JUDGMENT OF THE COURT OF SPECIAL APPEALS AFFIRMED; COSTS IN THIS COURT AND IN THE COURT OF SPECIAL APPEALS TO BE PAID BY PETITIONER.

Chief Judge BELL joins the judgment only. 
      
      . The relevant statute, as revised in 2002 and extant at all relevant times in the present case, provides:
      CL § 7-203. Unauthorized removal of property.
      (a) Prohibited.—Without the permission of the owner, a person may not enter or be on the premises of another, and take and carry away from the premises or out of the custody or use of the other, or the other’s agent, or a governmental unit any property, including:
      (1) a vehicle;
      (2) a motor vehicle;
      (3) a vessel; or
      (4) livestock.
      (b) Penalty—A person who violates this section is guilty of a misdemeanor and on conviction:
      (1) is subject to imprisonment for not less than 6 months and not exceeding 4 years or a fine not less than $50 and not exceeding $100 or both; and
      (2) shall restore the property taken and carried away in violation of this section or, if unable to restore the property, shall pay to the owner the full value of the property.

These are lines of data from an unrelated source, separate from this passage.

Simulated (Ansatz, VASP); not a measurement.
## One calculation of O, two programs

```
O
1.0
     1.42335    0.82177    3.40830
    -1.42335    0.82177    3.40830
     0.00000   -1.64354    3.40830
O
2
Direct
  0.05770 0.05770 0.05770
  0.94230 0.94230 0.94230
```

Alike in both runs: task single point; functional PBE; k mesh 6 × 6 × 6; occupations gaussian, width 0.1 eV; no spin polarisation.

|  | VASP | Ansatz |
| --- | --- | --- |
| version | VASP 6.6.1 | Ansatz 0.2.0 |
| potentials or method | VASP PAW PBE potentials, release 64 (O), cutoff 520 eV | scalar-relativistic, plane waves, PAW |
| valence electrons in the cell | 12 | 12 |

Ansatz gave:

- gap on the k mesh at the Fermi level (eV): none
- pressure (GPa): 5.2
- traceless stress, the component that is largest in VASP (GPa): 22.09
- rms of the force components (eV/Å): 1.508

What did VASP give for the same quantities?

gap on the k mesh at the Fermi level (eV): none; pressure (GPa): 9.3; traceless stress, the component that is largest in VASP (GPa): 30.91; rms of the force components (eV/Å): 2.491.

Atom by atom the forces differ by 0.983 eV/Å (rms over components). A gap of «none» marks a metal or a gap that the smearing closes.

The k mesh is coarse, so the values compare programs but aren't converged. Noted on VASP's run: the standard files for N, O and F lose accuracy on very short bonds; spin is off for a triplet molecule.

      (c) Prohibited defense—It is not a defense to this section that the person intends to hold or keep the property for the person's present use and not with the intent of appropriating or converting the property.
      Prior to the 2002 recodification, the relevant statute, codified at Md. Code, Article 27 § 349 (1957), read:
      § 349. Unauthorized use of livestock, boat, or vehicle.
      Any person or persons, his or their aiders or abettors who shall enter, or being upon the premises of any other person, body corporate or politic in the State, shall, against the will and consent of said person or persons, body corporate or politic or their agents, wilfully take and carry away any horse, mare, colt, gelding, mule, ass, sheep, hog, ox or cow, or any carriage, wagon, buggy, cart, boat, craft, vessel, or any other vehicle including motor vehicle as defined in the laws of this State relating to such, or property whatsoever, or take and carry away out of the custody or use of any person or persons, body corporate or politic, or his or their agents, any of the above-enumerated property at whatsoever place the same may be found, shall upon conviction thereof in any of the courts of this State having criminal jurisdiction be adjudged guilty of a misdemeanor, and shall restore the property so taken and carried away, or, if unable so to do, shall pay to the owner or owners the full value thereof, and be fined not less than fifty nor more than one hundred dollars, or be imprisoned in the county or city jail, or the house of correction, for not less than six months nor more than four years, or be both fined and imprisoned as aforesaid, in the discretion of the court, although it may appear from the evidence that such person or persons, his or their aiders and abettors, took and carried away the property or any portion of the same enumerated in this section, for his or their present use, and not with the intent of appropriating or converting the same. The provisions of Article 52, § 13, shall not apply to this section.
     
      
      . The State later moved to amend the charge of "unauthorized use of a motor vehicle” to a charge of "unauthorized control over property.” Upon Petitioner’s objection, the court denied the State’s motion on the ground that the proposed amendment was substantive.
     
      
      . The Court of Special Appeals, on its initiative, considered whether Maryland had jurisdiction to prosecute Allen for violating CL § 7-203 in as much as the Hummer was stolen in Virginia. Allen v. State, 171 Md.App. 544, 557-61, 911 A.2d 453, 460-63 (2006). The court concluded that territorial jurisdiction existed because the car obviously was transported into Maryland. Id. at 560-61, 911 A.2d at 462-63.
     
      
      . See also the Fiscal Note to H.B. 11 and The 90 Day Report—A review of Legislation in the 2002 Session, E-l (2002).
     
      
      . Very realistic examples of this kind of action abound. For example, cars, boats, and other vehicles are taken from public property, such as streets, or from third party private property, such as marinas or storage yards, on a daily basis.
     
      
      . Part of the Court of Special Appeals's reasoning regarding the sufficiency question relied upon the testimony given by Officer Caver that "upon being stopped ..., [Allen] stated, without prompting, that the vehicle was not stolen and that it belonged to his brother.” Allen v. State, 171 Md.App. 544, 562, 911 A.2d 453, 463 (2006). This evidence, however, was excluded by the trial court. Nonetheless, a reasonable jury could convict Allen based on the permitted inference from his possession of recently stolen property.